This is the first in a five-part series exploring the potential of unified deep learning with CPU, GPU and FGPA technologies. This post explores the machine learning potential of combining different advanced technologies.
Deep learning and complex machine learning has quickly become one of the most important computationally intensive applications for a wide variety of fields. The combination of large data sets, high-performance computational capabilities, and evolving and improving algorithms has enabled many successful applications which were previously difficult or impossible to consider.
This series explores the challenges of deep learning training and inference, and discusses the benefits of a comprehensive approach for combining CPU, GPU, and FPGA technologies, along with the appropriate software frameworks in a unified deep learning architecture. Each of these hardware technologies offers unique benefits to the deep learning problem, and a properly designed system can take advantage of this combination. Moreover, the combination can provide unique capabilities that result in higher performance, better efficiency, greater flexibility, and a hedge against algorithm obsolescence compared to CPU/GPU and FPGA systems designed separately.
Aside from the underlying hardware approaches, a unified software environment is necessary to provide a clean interface to the application layer. This needs to account for several factors, including framework support, different compiler and code generator technologies, and optimization support for the underlying hardware engines. Higher-level frameworks (e.g., TensorFlow, Theano) can effectively hide most heterogeneity from application developers as well as enable portability across different systems. This is a powerful enabler for heterogeneous hardware. For application developers working below the framework level, the AMD ROCm and MIopen software frameworks are discussed as an example of a unified software environment applicable to a CPU and GPU solution. FPGAs are primarily used for inference, and the xfDNN middleware from Xilinx captures the software features essential for implementing deep learning inference on FPGAs.
[clickToTweet tweet=”Deep learning has quickly become one of the most important computationally intensive applications. #hpc” quote=”Deep learning has quickly become one of the most important computationally intensive applications. #hpc”]
A long-term vision for application developers is a full and seamless programing environment that works across CPUs, GPUs, and FPGAs. This could initially focus on support for a common language and runtime, such as OpenCL, and later be extended to additional languages. The language support would hide any internal differences in compilers and runtimes between the CPU, GPU, and FPGA implementations. This seamless programming environment will facilitate the full end-to-end optimization of resource allocation.
Deep learning has emerged as the most effective method for learning and discerning classification of objects, speech, and other types of information resolution. A brief review of deep learning is useful, although there are many good references that cover the historical and state-of-the-art technology. The main purpose here is to illustrate the compute and data management challenges that exist as a result of implementing successful deep learning systems.
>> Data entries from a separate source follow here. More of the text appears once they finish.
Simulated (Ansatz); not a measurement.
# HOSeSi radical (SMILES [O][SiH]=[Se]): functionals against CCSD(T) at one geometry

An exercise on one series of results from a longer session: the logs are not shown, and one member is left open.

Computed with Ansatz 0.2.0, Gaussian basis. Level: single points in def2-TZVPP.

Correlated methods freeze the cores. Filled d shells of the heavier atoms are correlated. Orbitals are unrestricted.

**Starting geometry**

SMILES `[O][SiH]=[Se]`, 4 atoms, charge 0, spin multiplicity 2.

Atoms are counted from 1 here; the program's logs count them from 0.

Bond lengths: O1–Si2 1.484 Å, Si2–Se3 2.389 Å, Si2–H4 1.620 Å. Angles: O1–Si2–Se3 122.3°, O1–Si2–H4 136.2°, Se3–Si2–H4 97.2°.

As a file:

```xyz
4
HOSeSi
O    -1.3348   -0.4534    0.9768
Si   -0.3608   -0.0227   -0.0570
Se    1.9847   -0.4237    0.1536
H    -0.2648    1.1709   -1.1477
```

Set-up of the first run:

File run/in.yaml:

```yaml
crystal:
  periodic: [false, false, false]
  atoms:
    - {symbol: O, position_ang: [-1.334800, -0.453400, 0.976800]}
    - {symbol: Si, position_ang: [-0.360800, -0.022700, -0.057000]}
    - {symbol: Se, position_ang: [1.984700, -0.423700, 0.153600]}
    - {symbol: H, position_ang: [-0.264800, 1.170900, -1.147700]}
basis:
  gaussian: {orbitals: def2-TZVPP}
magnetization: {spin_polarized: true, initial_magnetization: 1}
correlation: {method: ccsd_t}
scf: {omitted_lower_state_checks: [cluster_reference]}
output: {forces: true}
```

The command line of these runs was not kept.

Machine Learning Background
Some basic terms commonly used in this field are defined below:
Machine Intelligence (MI): A program that can respond to inputs, analyze data, recognize patterns, or develop strategies, in ways that would be considered as displaying intelligence when done by humans. For our purposes, we consider machine intelligence (MI) and artificial intelligence (AI) to be interchangeable terms.
Machine Learning (ML): A subset of machine intelligence algorithms that improve their performance over time, typically when they are exposed to more data.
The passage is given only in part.